When I first started, everything about the farm was unfamiliar. In fact, I was unprepared for how overwhelming being completely new and ignorant could feel. Early on, Marion and Lee went about their work and I followed along, responding to direction as necessary. This was particularly effective for one-off jobs like moving cattle or placing fencing.
Milking, by comparison, was quite different. Twice a day, every day, Stripey was milked. Each time, the procedure was long and complicated. The equipment needed to be sanitized, the cow cleaned, and the entire process executed in a specific order. On most occasions, the raw milk was bottled, adding another set of tasks to the job. The sheer number of steps made all of it impossible to master much less remember in a short amount of time.
Marion positioning the milking machine
Woodside Farm, New Zealand
With each repetition, however, I did start to learn, completing certain sequences without explicit direction. A few days into it, I was optimistic I could learn the entire procedure without assistance. Then I started making mistakes — skipping steps and forgetting measurements. Eventually, I was able to move past these errors, but the lesson was obvious. Learning isn’t always a simple, straightforward accumulation of skills and knowledge. We devote the time to learn, but must let go of any expectations related to speed and progress.

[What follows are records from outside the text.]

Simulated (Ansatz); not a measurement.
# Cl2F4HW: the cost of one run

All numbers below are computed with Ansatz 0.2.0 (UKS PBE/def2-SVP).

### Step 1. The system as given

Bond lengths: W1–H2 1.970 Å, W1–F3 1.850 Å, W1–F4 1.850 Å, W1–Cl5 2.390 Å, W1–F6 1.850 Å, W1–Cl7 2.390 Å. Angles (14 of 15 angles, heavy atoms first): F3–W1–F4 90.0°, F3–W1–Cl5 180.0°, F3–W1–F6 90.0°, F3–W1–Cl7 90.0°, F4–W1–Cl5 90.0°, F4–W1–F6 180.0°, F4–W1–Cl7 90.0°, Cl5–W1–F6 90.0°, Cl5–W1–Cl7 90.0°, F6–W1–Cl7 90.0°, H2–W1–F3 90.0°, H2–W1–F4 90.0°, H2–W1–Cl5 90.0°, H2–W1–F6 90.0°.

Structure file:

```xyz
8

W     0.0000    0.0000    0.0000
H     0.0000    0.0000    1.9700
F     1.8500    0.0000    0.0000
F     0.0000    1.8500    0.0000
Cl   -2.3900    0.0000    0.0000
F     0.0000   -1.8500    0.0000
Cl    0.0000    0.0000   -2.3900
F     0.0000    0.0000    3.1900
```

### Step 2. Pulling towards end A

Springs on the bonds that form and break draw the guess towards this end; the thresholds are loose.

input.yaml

Woodside Farm, New Zealand
As my time at Woodside continued, I developed a new appreciation for the work of farming itself. While farm labor can sometimes be strenuous or tedious, the connection between the effort expended and the output achieved is basic and clear. There is a special satisfaction to toil in the dirt and to produce the very food you eat.
There is also routine. To some degree, I started traveling to step away from routine. Yet, cow milking by definition occurred routinely, and routine in it of itself is not evil. Routine or more broadly regular work provides the scaffolding to craft a lifestyle and achieve ambitious goals.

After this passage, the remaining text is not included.